2010 Florida Statutes
Powers of the board of directors of Enterprise Florida, Inc.
Powers of the board of directors of Enterprise Florida, Inc.—
The board of directors of Enterprise Florida, Inc., shall have the power to:
Secure funding for programs and activities of Enterprise Florida, Inc., and its boards from federal, state, local, and private sources and from fees charged for services and published materials and solicit, receive, hold, invest, and administer any grant, payment, or gift of funds or property and make expenditures consistent with the powers granted to it.
Make and enter into contracts and other instruments necessary or convenient for the exercise of its powers and functions, except that any contract made with an organization represented on the board of directors which exceeds $100,000 must be approved by a two-thirds vote of the board members in attendance at a meeting where a quorum is present, and the board member representing such organization shall abstain from voting. No more than 65 percent of the dollar value of all contracts or other agreements entered into in any fiscal year, exclusive of grant programs, shall be made with an organization represented on the board of directors. This section does not apply to a contract awarded by another entity to an organization represented on the board of directors or to a contract in which Enterprise Florida, Inc., is the recipient of funds from an organization represented on the board of directors.
A contract that Enterprise Florida, Inc., executes with a person or organization under which such person or organization agrees to perform economic development services or similar business assistance services on behalf of Enterprise Florida, Inc., or on behalf of the state must include provisions requiring that such person or organization report on performance, account for proper use of funds provided under the contract, coordinate with other components of state and local economic development systems, and avoid duplication of existing state and local services and activities.
Sue and be sued, and appear and defend in all actions and proceedings, in its corporate name to the same extent as a natural person.
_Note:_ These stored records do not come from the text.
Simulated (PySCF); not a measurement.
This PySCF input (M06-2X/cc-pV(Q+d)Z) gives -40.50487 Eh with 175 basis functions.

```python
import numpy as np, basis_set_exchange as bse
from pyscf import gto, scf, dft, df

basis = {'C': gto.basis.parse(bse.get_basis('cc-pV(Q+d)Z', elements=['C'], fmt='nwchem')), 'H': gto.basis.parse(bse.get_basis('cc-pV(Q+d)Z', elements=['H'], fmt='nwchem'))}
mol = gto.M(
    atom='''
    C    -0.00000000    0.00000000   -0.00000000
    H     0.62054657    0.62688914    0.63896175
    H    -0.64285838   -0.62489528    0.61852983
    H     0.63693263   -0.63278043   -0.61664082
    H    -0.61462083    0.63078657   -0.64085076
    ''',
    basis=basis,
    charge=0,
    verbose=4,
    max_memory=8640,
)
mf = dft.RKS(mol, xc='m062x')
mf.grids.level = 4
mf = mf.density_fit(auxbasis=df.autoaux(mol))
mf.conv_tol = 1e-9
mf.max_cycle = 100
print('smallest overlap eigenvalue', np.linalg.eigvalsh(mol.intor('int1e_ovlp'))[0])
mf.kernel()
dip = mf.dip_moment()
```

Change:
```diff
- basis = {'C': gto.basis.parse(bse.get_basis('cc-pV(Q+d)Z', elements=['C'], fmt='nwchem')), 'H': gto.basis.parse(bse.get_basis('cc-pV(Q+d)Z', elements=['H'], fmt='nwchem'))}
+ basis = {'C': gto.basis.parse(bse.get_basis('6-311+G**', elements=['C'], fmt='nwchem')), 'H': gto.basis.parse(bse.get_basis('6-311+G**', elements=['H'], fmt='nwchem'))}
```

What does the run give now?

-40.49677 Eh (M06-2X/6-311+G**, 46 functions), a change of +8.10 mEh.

Adopt, use, and alter a common corporate seal for Enterprise Florida, Inc., and its boards. Notwithstanding any provisions of chapter 617 to the contrary, this seal is not required to contain the words “corporation not for profit.”
Elect or appoint such officers and agents as its affairs require and allow them reasonable compensation.
Adopt, amend, and repeal bylaws, not inconsistent with the powers granted to it or the articles of incorporation, for the administration of the affairs of Enterprise Florida, Inc., and the exercise of its corporate powers.
Acquire, enjoy, use, and dispose of patents, copyrights, and trademarks and any licenses, royalties, and other rights or interests thereunder or therein.
Do all acts and things necessary or convenient to carry out the powers granted to it.
Use the state seal, notwithstanding the provisions of s. 15.03, when appropriate, to establish that Enterprise Florida, Inc., is the principal economic and trade development organization for the state, and for other standard corporate identity applications. Use of the state seal is not to replace use of a corporate seal as provided in this section.
Carry forward any unexpended state appropriations into succeeding fiscal years.
Procure insurance or require bond against any loss in connection with the property of Enterprise Florida, Inc., and its boards, in such amounts and from such insurers as is necessary or desirable.
Create and dissolve advisory committees, working groups, task forces, or similar organizations, as necessary to carry out the mission of Enterprise Florida, Inc. Members of advisory committees, working groups, task forces, or similar organizations created by Enterprise Florida, Inc., shall serve without compensation, but may be reimbursed for reasonable, necessary, and actual expenses, as determined by the board of directors of Enterprise Florida, Inc.
The powers granted to Enterprise Florida, Inc., shall be liberally construed in order that Enterprise Florida, Inc., may aggressively pursue its purpose of being the principal economic development organization for the state.
Under no circumstances may the credit of the State of Florida be pledged on behalf of Enterprise Florida, Inc.
In addition to any indemnification available under chapter 617, Enterprise Florida, Inc., may indemnify, and purchase and maintain insurance on behalf of, directors, officers, and employees of Enterprise Florida, Inc., and its boards against any personal liability or accountability by reason of actions taken while acting within the scope of their authority.
s. 5, ch. 92-277; s. 84, ch. 96-320; s. 31, ch. 97-278; s. 31, ch. 99-251; s. 81, ch. 2000-165; s. 7, ch. 2005-66; s. 71, ch. 2010-102.